I need to prove the following:
"Let $U$ and $V$ be subspaces of a coalgebra $(C,\Delta, \epsilon)$. Suppose that $U\subseteq\ker(\epsilon)$. Show that $U\wedge V\subseteq V$ and $V\wedge U\subseteq V$. Show that it is an equality if $U=\ker(\epsilon)$"
I was able to demonstrate the first part, using the property of counit and comoltiplication. But I can't find a way to solve the second sentence. Any hint would be much appreciated! Thank you!
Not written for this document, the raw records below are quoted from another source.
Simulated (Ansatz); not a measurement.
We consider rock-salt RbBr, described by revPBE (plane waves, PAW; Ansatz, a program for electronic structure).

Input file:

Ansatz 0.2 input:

The fact is that over a field $\Bbbk$ it is always true that $V\subseteq \Delta^{-1}(\ker(\varepsilon)\otimes C+C\otimes V)=\ker(\varepsilon)\wedge V$. The idea is the following: pick a basis for $V$, say $\{e_i\mid i\in I_0\}$, and complete it to a basis of $C$, say $\{e_i,e_j'\mid i\in I_0,j\in I_1\}$. Then you can always write $$\Delta(v) = \sum_ic_i\otimes e_i + \sum_j c_j'\otimes e'_j \qquad \text{for all }v\in V.$$ By the counitality condition, $\sum_j \varepsilon(c_j')e_j'=v-\sum_i\varepsilon(c_i)e_i\in V$. However, by construction, $\sum_j \varepsilon(c_j')e_j'\in V^\perp$ and hence $\sum_j \varepsilon(c_j')e_j'=0$. By linear independence, $\varepsilon(c_j')=0$ for all $j\in I_1$. Conclusion: $$\Delta(v) \in C\otimes V+ \ker(\varepsilon)\otimes C$$ for all $v\in V$.